3/30/2011 Update: NVIDIA has released a beta version of their 270 series driver, and I did a quick retest with this. It fixed the issues with Civilization V DX10/11 mode on the U41JF, and presumably will work on other laptops as well. This is why I prefer Optimus until we get more power friendly dGPUs: driver updates can usually fix the problems. This is also one the concerns with companies that don't have a huge compatibility testing group focused on gaming (i.e. Intel), because glitches like this happen on a regular basis. An earlier NVIDIA driver worked, then something got borked with Optimus + Civ5 DX11 in the 265 series rollout AFAICT, and now it's fixed again.
Empire: Total War: This game appears to detect the Intel IGP and limit the available graphics settings based on their profiling of that GPU. Specifically, it doesn't allow higher detail settings, limiting you to "Medium" or lower on several areas. The game itself runs properly on the NVIDIA GPU, so this is more of a maximum available fidelity problem.

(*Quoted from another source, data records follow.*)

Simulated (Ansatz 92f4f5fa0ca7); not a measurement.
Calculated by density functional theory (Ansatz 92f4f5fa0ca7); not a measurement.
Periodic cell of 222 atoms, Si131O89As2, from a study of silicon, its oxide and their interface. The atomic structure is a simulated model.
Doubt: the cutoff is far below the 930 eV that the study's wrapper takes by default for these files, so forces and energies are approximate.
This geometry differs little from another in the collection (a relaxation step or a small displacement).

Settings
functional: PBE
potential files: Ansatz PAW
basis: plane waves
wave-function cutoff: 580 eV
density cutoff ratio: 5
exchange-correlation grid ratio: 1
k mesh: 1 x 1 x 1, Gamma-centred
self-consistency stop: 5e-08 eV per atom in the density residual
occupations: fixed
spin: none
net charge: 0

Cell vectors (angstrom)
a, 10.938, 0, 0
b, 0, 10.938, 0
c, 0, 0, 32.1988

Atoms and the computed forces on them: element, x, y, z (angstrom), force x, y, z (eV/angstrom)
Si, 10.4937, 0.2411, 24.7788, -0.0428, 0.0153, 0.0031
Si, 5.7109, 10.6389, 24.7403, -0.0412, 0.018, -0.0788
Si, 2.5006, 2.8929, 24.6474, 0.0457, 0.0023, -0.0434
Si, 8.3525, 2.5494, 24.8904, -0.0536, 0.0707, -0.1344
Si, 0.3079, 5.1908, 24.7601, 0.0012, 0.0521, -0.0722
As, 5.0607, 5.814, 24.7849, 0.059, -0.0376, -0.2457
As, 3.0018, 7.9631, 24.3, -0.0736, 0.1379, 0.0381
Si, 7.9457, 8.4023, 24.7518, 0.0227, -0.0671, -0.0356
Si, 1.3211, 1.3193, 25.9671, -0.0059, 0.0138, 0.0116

Left 4 Dead 2: This game previously ran properly on several Optimus laptops (i.e. the Dell XPS L501x), but there's apparently a newer bug on this one with Intel’s drivers. At present, if you set details for maximum (with or without AA), the game will exit when you try to load a level. The workaround for this is to set "Paged Memory Pool Available" to Low, which appears to reduce performance somewhat, but otherwise the game runs fine.
Given that none of the above issues are show-stoppers (unless you insist on using your DX10/11 GPU in Civ5), I still prefer the potentially improved battery life over the lack of issues that you get with a discrete-only solution. Long-term, I’d still like to see Optimus become unnecessary, but for that to happen we need to have discrete GPUs that can run light workloads (i.e. the Windows desktop) while using only 1-2W at most. Right now, a GTX 460M as an example appears to idle at close to 10W, so we’re an order of magnitude away from my target. Perhaps even worse is AMD’s new HD 6970M, which idles at around 15W but jumps up to more than 30W for basic H.264 playback (about twice what the GTX 460M uses for that same workload).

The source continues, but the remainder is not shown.